Condensate return line

  • Service description: Inspect for leaks and corrosion. Check condensate pump seals for leaks. Check vent pipes for vapor emissions.
  • Maintenance value: Avoid condensate water spills, ensure proper evacuation of condensate from system lines, and identify the presence of leaking steam traps in the system.

Mechanical room hot water loop

  • Service description: Inspect all piping, inlet/outlet temperatures, and pressures on heat exchangers and mechanical pumps.
  • Maintenance value: Confirm adequate operation of key energy transfer equipment, such as heat exchangers, which supply building heat, hot water, or other process loads.

Seasonal and maintenance shutdowns/turn-ons

  • Service description: Manage closure and opening of Vicinity’s main service valve for seasonal system curtailment or start of use. Shutdowns require draining of systems while turn-ons require both draining of systems and operating pressure checks.
  • Maintenance value: Ensure safe and confined operation of Vicinity’s main service valve for shutdowns/turn-ons related to seasonal changes and maintenance activities. Reduce radiant energy losses, condensate accumulation in system piping, and mechanical room air space temperature. Prevent pipes from rotting and prepare systems to be dormant for an extended period by draining the systems for shutdowns.

Emergency winter weather preparedness checklist

Melt away the challenges of winter weather. Prevent costly equipment damage and disruptions to daily operations by proactively preparing for winter weather conditions.

To enhance preparedness, we encourage you to utilize our emergency winter weather preparedness checklist. Regularly reviewing and implementing this guide ensures proactive building readiness for winter conditions. It safeguards against potential freeze-ups in steam and sprinkler systems, mitigates the risk of roof collapses due to heavy snowfall, and protects against potential flooding during extremely cold temperatures. These risks present safety concerns and entail substantial financial and time investments in repairs, with the possible consequence of building shutdowns.

Print out this emergency winter weather preparedness checklist and review it every winter to prepare staff and equipment.


Vicinity has rigorous cold weather protocols to ensure safe, reliable, and consistent operation of its facilities to prevent service disruptions. Our interconnected energy facilities offer 99.99% uptime energy delivery through multiple power supplies, backup generation, and several water and fuel sources in case of interruptions to other utilities. 

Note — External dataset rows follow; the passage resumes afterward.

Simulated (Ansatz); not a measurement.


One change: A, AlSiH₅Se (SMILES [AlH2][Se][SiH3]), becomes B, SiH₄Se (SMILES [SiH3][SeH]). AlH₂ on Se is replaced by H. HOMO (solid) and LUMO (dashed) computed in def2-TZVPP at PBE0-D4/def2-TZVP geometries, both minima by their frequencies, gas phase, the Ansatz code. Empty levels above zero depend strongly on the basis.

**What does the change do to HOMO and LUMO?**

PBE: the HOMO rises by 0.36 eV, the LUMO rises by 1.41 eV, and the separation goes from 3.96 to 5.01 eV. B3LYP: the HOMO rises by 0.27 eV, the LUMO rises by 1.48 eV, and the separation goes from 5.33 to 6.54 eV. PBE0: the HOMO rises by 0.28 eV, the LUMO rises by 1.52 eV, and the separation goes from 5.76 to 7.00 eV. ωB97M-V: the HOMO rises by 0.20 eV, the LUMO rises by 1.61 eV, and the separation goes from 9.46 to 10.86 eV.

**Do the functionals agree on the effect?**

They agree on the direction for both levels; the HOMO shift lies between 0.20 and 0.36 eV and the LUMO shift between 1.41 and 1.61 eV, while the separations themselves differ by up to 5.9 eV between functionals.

Vicinity’s winter weather protocol includes:

  • A comprehensive cold weather plan that entails pre-season preparation, pre-storm planning, weekly winter weather readiness checks, and post-season assessment.
  • Identification, monitoring, and prioritization of components, systems, and other areas of vulnerability at our facilities which may experience freezing problems, pose safety risks, prevent the delivery of fuel or water, or result in other cold weather operational issues.
  • Validation that critical equipment is operational through function testing.
  • Implementing ongoing walk-downs throughout the season to ensure heat tracing is functional, sufficient pipe insulation is in place, and opportunities for continuous improvement are identified.
  • Strict compliance with North American Electric Reliability Corporation (NERC) – Emergency Operations (EOP).
  • Annual training with specific checklists related to freeze protection panel alarms, troubleshooting and repair of freeze protection circuitry, identification of facility areas susceptible to winter conditions, review of special inspections or rounds implemented during severe weather, and fuel switching procedures.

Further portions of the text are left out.